[Haskell-cafe] [0/16] SBM: Simple Bytestring Microbenchmarks, Overview and Introduction

Sat Dec 22 04:16:52 EST 2007

Table of contents:
0/16	This email
1/16	The Haskell and C benchmarks
2/16	Inner loops of the hand-tweaked assembly benchmarks
3/16	The Makefile
4/16	How to use the Makefile (how to run benchmarks etc.)
5/16	Support scripts and scriptlets
6/16	6.9.20071124 Athlon Duron
7/16	6.9.20071208 Core Duo
8/16	6.9.20071119 Pentium III
9/16	6.9.20071119 Athlon64
10/16	Graphs for 6.9.x across four cpus
11/16	Graphs for hand-tweaked assembly benchmarks
12/16	Graphs for 7 ghc/bytestring combinations on a 2GHz Athlon64 300+
13/16	Graphs that show the infidelity of -sstderr
14/16	Behind the measurements (rationale)
15/16	Predictions compared to the measurements
16/16	Discussion and Conclusion

Simple Bytestring Microbenchmarks
---------------------------------

Introduction
------------
I love parsers.  I have been writing parsers for fun for over twenty years.
The nicest way to construct a parser used to be to write a recursive descent
parser by hand.  If you had to work with people who'd had the misfortune of
a university education, you would resort to lex and yacc (flex and bison),
despite their many shortcomings.

Combinator parsers is the only real improvement over hand-written recursive
descent parsers that I know of.  They do tend to require features that not all
languages provide.  I don't know how to write a good one in C, for example.
They do work very well in Haskell, though.

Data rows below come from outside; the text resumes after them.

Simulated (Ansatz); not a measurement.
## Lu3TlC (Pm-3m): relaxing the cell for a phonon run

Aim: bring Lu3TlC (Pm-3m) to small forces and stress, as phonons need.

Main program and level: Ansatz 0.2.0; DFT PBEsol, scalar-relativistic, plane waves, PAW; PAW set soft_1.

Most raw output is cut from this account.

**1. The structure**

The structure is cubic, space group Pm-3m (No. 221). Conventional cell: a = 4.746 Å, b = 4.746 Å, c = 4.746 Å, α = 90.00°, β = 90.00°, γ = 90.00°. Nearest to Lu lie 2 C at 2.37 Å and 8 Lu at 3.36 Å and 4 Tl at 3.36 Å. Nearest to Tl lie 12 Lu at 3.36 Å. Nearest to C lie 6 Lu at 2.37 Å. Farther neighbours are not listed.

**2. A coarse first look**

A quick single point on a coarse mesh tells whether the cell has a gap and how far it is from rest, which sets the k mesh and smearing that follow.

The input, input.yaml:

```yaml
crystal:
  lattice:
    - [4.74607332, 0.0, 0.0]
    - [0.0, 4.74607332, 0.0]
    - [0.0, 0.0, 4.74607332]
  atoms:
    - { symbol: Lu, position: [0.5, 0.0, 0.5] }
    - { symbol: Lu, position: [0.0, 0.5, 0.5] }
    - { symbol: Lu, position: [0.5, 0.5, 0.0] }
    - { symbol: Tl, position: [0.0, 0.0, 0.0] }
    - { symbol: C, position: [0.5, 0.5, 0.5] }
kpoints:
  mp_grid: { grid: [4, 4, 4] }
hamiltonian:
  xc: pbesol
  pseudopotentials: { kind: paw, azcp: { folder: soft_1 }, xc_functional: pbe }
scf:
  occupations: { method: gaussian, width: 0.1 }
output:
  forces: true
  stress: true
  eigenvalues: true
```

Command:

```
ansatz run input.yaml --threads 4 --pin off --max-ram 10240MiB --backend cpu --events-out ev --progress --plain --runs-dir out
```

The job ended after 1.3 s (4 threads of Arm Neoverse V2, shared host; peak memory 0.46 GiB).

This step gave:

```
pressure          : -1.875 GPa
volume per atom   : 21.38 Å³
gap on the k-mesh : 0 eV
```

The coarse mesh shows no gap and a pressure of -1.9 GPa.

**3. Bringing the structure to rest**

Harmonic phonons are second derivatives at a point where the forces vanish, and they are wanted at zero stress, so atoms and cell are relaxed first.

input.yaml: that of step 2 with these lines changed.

So, I've started writing a parser in Haskell (ghc, really) for the programming
language X++.  X++ is not a nice language but that's beside the point.  The
challenge for me is to write an efficient compiler + provide good analysis
tools for X++.  I think I stand a better chance of doing that in Haskell (ghc)
than in practically any other language.

There are a few drawbacks, though.

I love speed.  And efficiency.

String handling in Haskell
--------------------------
Native strings are simple and generally work well, but they are slow, take up
too much memory and there's the whole encoding mess that still needs to be
sorted out.

People have worked on other string representations and libraries for quite a
while.  I think packedstrings (as used in Darcs) was one of the first ones.
Bytestrings is the current incarnation.  It seems to be just the right thing,
especially when combined with improved automatic fusion in the compiler so
higher-order functions don't have to be expensive.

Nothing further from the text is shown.